Is your SEO strategy risky?

By Tim Priebe on April 26, 2016

By Tim Priebe on April 26, 2016

I spoke with a local business owner recently who had some questions about SEO (search engine optimization). During our conversation, what she shared revealed a lot of red flags. Knowing what I heard can help you know if you might be running a risk with unethical SEO, often known as black hat SEO.

The situation

Through my conversation with this woman, I discovered that she was paying someone in another country around $100 a month to handle her SEO. He had done websites for people in her industry and did continuing SEO with her website but she wasn’t sure what was included in that.

We also talked about the results she was seeing. She was #1 in Google for several different searches. She also mentioned that another of her SEO vendor’s clients had disappeared from Google results, which struck her as odd.

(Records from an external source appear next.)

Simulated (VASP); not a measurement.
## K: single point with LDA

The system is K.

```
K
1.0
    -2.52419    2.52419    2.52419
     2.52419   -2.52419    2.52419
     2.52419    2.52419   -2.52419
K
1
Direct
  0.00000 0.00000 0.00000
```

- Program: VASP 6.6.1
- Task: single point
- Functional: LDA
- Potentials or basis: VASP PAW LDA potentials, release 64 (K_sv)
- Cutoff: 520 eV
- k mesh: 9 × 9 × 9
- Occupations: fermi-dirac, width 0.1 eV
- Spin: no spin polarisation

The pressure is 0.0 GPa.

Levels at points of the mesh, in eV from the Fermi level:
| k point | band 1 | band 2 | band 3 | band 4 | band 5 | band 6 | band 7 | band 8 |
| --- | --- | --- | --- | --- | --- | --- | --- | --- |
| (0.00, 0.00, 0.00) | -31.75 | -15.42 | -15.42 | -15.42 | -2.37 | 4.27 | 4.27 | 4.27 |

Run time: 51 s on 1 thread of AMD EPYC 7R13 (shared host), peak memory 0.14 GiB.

The amount of money she was paying was so little for that level of result that it was suspicious. And the fact that her SEO provider obviously hadn’t taken any time to explain what he was doing for her website? Downright fishy.

Two different SEO methods

Let’s talk terms. There are two ways to increase someone’s Search Engine Optimization: black hat SEO or white hat SEO. These terms come from Western movies—the bad guys would wear black hats, and the good guys would wear white hats. That way you’d know who was who throughout the movie.

In online marketing, though, most of us don’t wear cowboy hats. So it’s hard to know, sometimes, if what you’re getting is a legitimate service or something that Google is going to penalize you for later.

Black hat SEO

In the conversation I had, it sounded like the woman I was speaking with was inadvertently having someone provide black hat SEO for her company.

For almost as long as Google’s been around, people have tried to manipulate the system by using underhanded methods to increase the visibility of their sites. This particular tactic doesn’t work anymore, but one example of how this used to work was trying to trick Google’s search algorithm by having white text on white background.

Visitors to the site couldn’t see it (they’d just see a weirdly large blank space), but those invisible words would greatly improve that website’s search engine visibility. Then Google started blacklisting websites that did that.

White hat SEO

White hat online marketers improve the visibility of the websites they work on by non-manipulative means: relevant, content-rich text, consistent meaningful updates, and user engagement, among other things. Google’s algorithm looks for websites with those qualities and those are the ones that show up more highly in searches.

Black hat SEO providers continue to find more creative way to trick search engines like Google. To combat that, Google continually updates their algorithm. In fact, one of the things their algorithm will do is flag suspicious websites for manual review, where a real person will look at the website and decide if it’s legitimately valuable. If it’s not, there are consequences.

The investment makes a difference

Unfortunately, the contact I spoke with over the phone couldn’t to get the results she wanted in a white hat manner for her current investment. In her case, white hat SEO would be about 3-5 times more of a financial investment. A legitimate purchase typically comes with a higher investment than one on the black market, whether we’re talking about pawn shops or black hat SEO.

Remember, if something sounds too good to be true, it probably is. If you’re new to online marketing, ask people with more experience what reasonable expectations are. Whether they do online marketing themselves or are a client of someone who does, they’ll be able to point you in the right direction.